The 6 Most Helpful Backup Alarms
In a perfect world backups would have a 100% success rate and backup speeds would always be over 1 GB/s. Unfortunately, IT infrastructure is ever-changing and there are a number of variables that can cause a backup to either fail or not achieve expected performance. That is why it is important to have alarms that notify you or even take automatic action as changes in the environment inevitably effect backups. There are over 200 alarms in Veeam ONE but below are my six favorites that every customer should use.
1. Automatically Remove VM Snapshots Based on Age
Veeam monitoring goes beyond typical capacity planning and protected machine alarms. In order to successfully troubleshoot an issue, it is crucial to understand the network, storage and infrastructure components. For example, a common reason for slower performance on backups is because the source storage on VMware datastore is busy or is running out of space. Veeam understands this and digs into the virtual infrastructure itself. You certainly can set an alarm about datastore utilization, but you also can set an alarm that automatically deletes VM snapshots that are older than "x" days.
Removing snapshots that are old is a great way to save space on the underlying storage for the VMs. While creating this alarm you can define if you would simply like to be notified of snapshots older than "x" days, or you can instruct Veeam to actually delete them.
In addition, any image based backup software occassionally might forget to delete the snapshot used for backup. Not everyone or everything is perfect. You can set a simliar alarm that deletes orphaned snapshots automatically.
2. Power on VMs Automatically
At first glance, you might think, "Brad, I don't want to power on any VM that's powered off." And I would completely agree with you. What is great about this alarm is you can assign it to a specific part of your virtual infrastructure rather than the entire vCenter or even cluster. You can define a specific subset by tag to identify mission critical VMs that should never be turned off, and if they are this rule will automatically turn them back on.
3. Backup VMs that Missed RPO Window
An alarm that checks that all VMs have been backed up within the defined RPO is great, but an alarm that will automatically backup any VM that's fallen out of its RPO is even better! Veeam ONE offers the capability to define your RPO for either your whole virtual infrastrucutre, or you can assign this alarm to a subset of VMs like we did in the previous alarm.
Veeam ONE will go out and look for any VMs defined that have not been backed up in the last 24 hours and trigger a backup. You can assign this alarm to a whole vCenter, cluster or to a tag that is for mission critical workloads.
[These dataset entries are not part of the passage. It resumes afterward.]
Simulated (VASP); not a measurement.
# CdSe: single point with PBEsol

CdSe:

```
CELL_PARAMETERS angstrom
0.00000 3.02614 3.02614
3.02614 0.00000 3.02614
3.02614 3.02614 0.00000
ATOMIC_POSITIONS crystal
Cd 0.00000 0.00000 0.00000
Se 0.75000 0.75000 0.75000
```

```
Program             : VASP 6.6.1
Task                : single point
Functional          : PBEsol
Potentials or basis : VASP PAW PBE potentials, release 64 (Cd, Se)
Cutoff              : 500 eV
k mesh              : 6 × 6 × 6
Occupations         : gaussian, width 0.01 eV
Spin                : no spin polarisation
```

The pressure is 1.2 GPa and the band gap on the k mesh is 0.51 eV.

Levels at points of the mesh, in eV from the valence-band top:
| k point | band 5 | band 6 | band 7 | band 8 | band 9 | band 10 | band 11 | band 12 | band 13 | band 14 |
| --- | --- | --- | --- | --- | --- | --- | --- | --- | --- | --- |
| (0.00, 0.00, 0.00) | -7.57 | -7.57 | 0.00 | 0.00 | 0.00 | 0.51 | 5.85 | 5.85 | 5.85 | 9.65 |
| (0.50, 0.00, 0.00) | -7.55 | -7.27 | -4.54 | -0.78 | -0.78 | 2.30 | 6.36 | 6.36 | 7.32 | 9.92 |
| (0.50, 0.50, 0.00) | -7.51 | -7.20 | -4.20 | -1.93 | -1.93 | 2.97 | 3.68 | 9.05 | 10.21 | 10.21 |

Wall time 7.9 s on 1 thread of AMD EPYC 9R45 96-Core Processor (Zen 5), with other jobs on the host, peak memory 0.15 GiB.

4. Compare Backup File Size Growth for Possible Ransomware Activity
It wouldn't be a backup monitoring blog without mentioning ransomware. It is important to keep your infrastructure hardened as attackers know to target backup servers in an enterprise environment. At the bare minimum, I suggest enabling two-factor authentication on the Veeam server and Veeam repositories. In a scenario where the attacker has already penetrated the network and started encrypting files, monitoring backup file size growth can be a great way to look for ransomware. Encryption will cause significantly larger backup files as there are more block changes and less dedupe and compression.
The above example looks for backup files that have grown by 150% or more. It is analyzing the last three backup file sizes for comparison, and it is doing this for all the jobs. If extreme backup file size growth is discovered an email will be sent out. You could also enable a script to run that would spin up the backup in an isolated environment to search for encrypted files.
5. Scan for Possible Ransomware Activity.
Another helpful capability to detect ransomware, is an alarm that looks for high CPU usage and high write rates on the underlying datastores.
High CPU usage is a great indicator that files on the VM are being encrypted since encryption is a CPU intensive task. It might be common in your environment to have VMs with high CPU usage though, so you can suppress the alarm during snapshot deletion or creation activities.
6. SQL Permissions or Volume Shadow Copy Issues
One of the most common reasons for SQL backup failures are because the permissions have changed. With Veeam ONE you and the SQL DBAs can be notified if SQL backups are failing due to a permissions issue.
Another common reason for SQL backups failing is because VSS (Volume Shadow Copy) which is used to quiesce the database during backup operations is not running. You can create an alarm that notifies you and the SQL DBAs if the SQL Writer service for VSS has stopped.
It is crucial to have a backup monitoring tool that goes beyond just the backup components. Often times slow performance or failed backup jobs can be a sign of a network, application, storage or permissions issue just to name a few. Without a tool that can dig deeper into the root of the issue, the problem is likely to reoccur. I see many customers choose to purchase Veeam without Veeam ONE just to change their mind within a few months.